I guess it depends what you mean by "perf". If you optimize everything for the absolutely lowest latency given your power budget, your throughput is going to suck - and vice versa. Throughput is ultimately what matters when everything about AI is so clearly power-constrained, latency is a distraction. So TPU-like custom chips are likely the better choice.
By perf I mean how much does it cost to serve 1T model to 1M users at 50 tokens/sec.
All 1T models are not equal. E.g. how many active parameters? what's the native quantization? how long is the max context? Also, it's quite likely that some smaller models in common use are even sub-1T. If your model is light enough, the lower throughput doesn't necessarily hurt you all that much and you can enjoy the lightning-fast speed.
Just pick some reasonable values. Also, keep in mind that this hardware must still be useful 3 years from now. What’s going to happen to cerebras in 3 years? What about nvidia? Which one is a safer bet?
On the other hand, competition is good - nvidia can’t have the whole pie forever.
> Just pick some reasonable values.
And that's the point - what's "reasonable" depends on the hardware and is far from fixed. Some users here are saying that this model is "blazing fast" but a bit weaker than expected, and one might've guessed as much.
> On the other hand, competition is good - nvidia can’t have the whole pie forever.
Sure, but arguably the closest thing to competition for nVidia is TPUs and future custom ASICs that will likely save a lot on energy used per model inference, while not focusing all that much on being super fast.
AMD
[dead]
> Throughput is ultimately what matters
I disagree. Yes it does matter, but because the popular interface is via chat, streaming the results of inference feels better to the squishy messy gross human operating the chat, even if it ends up taking longer. You can give all the benchmark results you want, humans aren't robots. They aren't data driven, they have feelings, and they're going to go with what feels better. That isn't true for all uses, but time to first byte is ridiculously important for human-computer interaction.

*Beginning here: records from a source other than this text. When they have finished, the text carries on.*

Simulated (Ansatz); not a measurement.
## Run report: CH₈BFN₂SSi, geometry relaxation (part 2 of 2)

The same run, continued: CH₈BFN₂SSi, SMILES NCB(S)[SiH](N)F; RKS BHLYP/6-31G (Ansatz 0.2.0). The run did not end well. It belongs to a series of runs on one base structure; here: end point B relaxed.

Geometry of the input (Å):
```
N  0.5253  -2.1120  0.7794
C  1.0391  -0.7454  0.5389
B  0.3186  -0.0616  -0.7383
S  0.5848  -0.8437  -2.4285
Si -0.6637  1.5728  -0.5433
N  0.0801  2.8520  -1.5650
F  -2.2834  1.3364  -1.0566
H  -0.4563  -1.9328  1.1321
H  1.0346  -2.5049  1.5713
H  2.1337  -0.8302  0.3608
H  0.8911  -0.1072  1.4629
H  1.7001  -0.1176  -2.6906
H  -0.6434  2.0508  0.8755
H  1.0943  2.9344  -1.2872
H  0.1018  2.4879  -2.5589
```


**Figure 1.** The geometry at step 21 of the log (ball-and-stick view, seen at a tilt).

You just have to change the "popular interface" to something else. Chat is OK for trivia or genuinely time-sensitive questions, everything else goes through via email or some sort of webmail-like interface where requests are submitted and replies come back asynchronously. (This is already how batch APIs work, but they only offer a 50% discount compared to interactive, which is not enough to really make a good case for them - especially not for agentic workloads.)